This piqued my interest, of course. As you can probably tell from this blogchain, I’ve been thinking about social media and its influence on information dissemination and consumption. Sinha ends his thread by pointing out how these behavioural patterns and attributes could be used to create some accessible way to identify / flag fake accounts like these. That’s catnip for nerds in a world of digital disinformation, really.1Even if we factor out the very relevant fact that social media is destroying public discourse in my home country.

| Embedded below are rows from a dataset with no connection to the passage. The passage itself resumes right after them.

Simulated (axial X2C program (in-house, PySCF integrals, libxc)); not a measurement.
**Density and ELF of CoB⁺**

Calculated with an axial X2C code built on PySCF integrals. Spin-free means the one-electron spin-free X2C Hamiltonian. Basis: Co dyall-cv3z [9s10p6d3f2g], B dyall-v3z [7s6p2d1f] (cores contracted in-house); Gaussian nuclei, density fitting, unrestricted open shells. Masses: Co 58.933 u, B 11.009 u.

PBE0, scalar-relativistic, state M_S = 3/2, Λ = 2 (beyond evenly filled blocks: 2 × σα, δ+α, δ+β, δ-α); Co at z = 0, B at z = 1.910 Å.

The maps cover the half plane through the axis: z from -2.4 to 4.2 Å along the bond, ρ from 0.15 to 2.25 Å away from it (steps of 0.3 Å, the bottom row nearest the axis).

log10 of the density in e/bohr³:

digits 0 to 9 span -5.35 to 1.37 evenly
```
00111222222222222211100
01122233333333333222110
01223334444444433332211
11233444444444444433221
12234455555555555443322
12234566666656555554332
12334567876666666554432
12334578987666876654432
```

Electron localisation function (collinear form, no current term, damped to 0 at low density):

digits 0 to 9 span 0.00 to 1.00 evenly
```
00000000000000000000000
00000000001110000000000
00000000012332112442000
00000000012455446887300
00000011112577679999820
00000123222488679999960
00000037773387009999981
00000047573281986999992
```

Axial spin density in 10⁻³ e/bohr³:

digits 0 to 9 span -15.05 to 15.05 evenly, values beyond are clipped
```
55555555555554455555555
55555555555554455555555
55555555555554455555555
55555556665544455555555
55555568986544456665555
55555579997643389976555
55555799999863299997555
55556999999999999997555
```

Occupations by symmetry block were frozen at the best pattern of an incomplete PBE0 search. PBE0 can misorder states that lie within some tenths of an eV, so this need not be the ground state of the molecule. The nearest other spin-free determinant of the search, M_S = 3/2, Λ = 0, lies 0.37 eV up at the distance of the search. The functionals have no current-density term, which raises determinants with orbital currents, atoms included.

So I went and downloaded a copy of Twitter’s datasets to try poking through the data myself. The better to practice some R programming, too.

Simple Tweet Data Analysis with R

First things first, Twitter’s datasets are about as tidy as you can hope for. The Chinese set contained two main datasets:

  • account information, which compiled metadata about each profile (so attributes like user’s reported location, number of followers, etc.)
  • tweet information, which compiled individual tweet contents as well as metadata (time the tweet was published; reply, retweet, and quote counts; etc.)

There were 23,750 accounts in all, and a total of 348,608 individual tweets.

If you download the datasets, Twitter also provides a handy Read Me file that enumerates all the variables available for each dataset. For these quick probes of the data, I mostly did some simple transformations to isolate the variables I wanted to look at.

Examining Tweet Timings

First, I tried to recreate Sinha’s graph of tweet timings. I think the trickiest step here might be remembering to convert time zones, since Twitter provides timings in UTC by default.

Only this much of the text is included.